# What are the best cabinet / cupboard locks?



## fluffpuffin

I've been looking at reviews of all different ones but can't decide on the best one. My daughter is very inquisitive and constantly opening all the kitchen cupboards and emptying all its contents on the floor. Not so great when you're trying to get things done. :dohh:

so which ones do you recommend? I'd prefer ones that don't need screwing into place as hubby isn't one for DIY.


----------



## sweetlullaby

I use and like the boots ones though being sticky backed they will be a pain to remove when the time comes! They are also quite hard to open and close especially on low down drawers, I used a lindam sticky backed one once and my lo managed to pull the entire thing off pretty quickly!


----------



## joeyjo

We have the little catch type and DS has just learnt how to open them!!


----------



## JayDee

Mothercare (and maybe other places I don't know) do some that you just hook on the outside of your cabinet handles, no DIY needed.

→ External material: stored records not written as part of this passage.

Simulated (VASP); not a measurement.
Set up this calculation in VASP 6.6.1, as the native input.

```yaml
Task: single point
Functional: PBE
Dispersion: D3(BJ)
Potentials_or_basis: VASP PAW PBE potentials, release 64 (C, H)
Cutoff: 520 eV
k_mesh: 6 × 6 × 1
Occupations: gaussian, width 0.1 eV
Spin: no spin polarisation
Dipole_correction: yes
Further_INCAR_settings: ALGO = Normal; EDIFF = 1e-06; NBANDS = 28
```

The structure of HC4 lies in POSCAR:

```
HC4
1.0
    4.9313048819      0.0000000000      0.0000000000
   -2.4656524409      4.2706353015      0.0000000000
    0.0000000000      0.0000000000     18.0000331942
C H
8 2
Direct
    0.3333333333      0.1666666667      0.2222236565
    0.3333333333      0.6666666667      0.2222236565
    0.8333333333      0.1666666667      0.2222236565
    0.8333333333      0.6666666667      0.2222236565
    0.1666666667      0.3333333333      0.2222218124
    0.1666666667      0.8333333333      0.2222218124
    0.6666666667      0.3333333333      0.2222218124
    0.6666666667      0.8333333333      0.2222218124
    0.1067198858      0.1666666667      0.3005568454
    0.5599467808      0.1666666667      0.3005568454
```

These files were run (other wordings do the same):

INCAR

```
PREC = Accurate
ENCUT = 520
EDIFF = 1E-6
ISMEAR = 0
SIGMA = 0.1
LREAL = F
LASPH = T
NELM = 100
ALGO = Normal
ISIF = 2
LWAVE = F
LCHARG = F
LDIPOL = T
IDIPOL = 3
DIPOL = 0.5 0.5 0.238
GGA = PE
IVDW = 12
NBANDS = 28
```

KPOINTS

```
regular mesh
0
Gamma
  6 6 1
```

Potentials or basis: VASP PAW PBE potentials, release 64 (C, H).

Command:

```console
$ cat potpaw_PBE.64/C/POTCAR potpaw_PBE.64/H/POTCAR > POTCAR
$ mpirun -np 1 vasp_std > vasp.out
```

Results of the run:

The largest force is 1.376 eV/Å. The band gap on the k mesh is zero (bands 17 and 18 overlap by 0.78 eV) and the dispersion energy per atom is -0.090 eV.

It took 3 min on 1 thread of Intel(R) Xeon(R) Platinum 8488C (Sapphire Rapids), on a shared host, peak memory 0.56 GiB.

Only problem with them is, they only work on double cupboards.

https://www.mothercare.com/Motherca...041&pf_rd_p=231490867&pf_rd_s=related-tab-3-5


----------



## polaris

I have magnetic ones, they are fantastic. You open them with a magnetic key. They were really easy to install too, no screws. Also you can lock them into an open position if you want the doors unlocked for a while. These are the ones I have: 

https://www.amazon.co.uk/BabyDan-Magnetic-Drawer-Cupboard-Lock/dp/B000NUV3V2/ref=sr_1_1?ie=UTF8&qid=1306357858&sr=8-1


----------



## Racheldigger

We can't use cupboard locks, as our cupboards open in pairs and have no central bar that you could attach a lock to. I use a strong rubber band wrapped twice around each pair of handles: easily accessible by an adult, but so far totally toddler-proof.


----------



## Mary Jo

we have the Boots sticky ones, they work well, Adam can't undo them. However after a while, with regular use, the plastic that loops onto the hook thing cracks and breaks, and needs to be replaced. I have lost count of how many packs of these we've bought, but they are often on a 3 for 2 offer so it's not as expensive as it might otherwise have been. On double doors, we stick one pad to one door and one to the other, it does mean they are both locked or neither, though. I have them on all my drawers in my chest of drawers in the bedroom, the fridge, the oven and all my kitchen cupboards at LO's level. (They say don't use them on ovens but we've managed to get away with it, the door doesn't get hot enough for the glue to melt -but we supervise LO very closely when the oven is on anyway. it's more to stop him going into it when it's off.)


----------



## fluffpuffin

polaris said:


> I have magnetic ones, they are fantastic. You open them with a magnetic key. They were really easy to install too, no screws. Also you can lock them into an open position if you want the doors unlocked for a while. These are the ones I have:
> 
> https://www.amazon.co.uk/BabyDan-Magnetic-Drawer-Cupboard-Lock/dp/B000NUV3V2/ref=sr_1_1?ie=UTF8&qid=1306357858&sr=8-1

They sound good. Thanks will take a look at them.


----------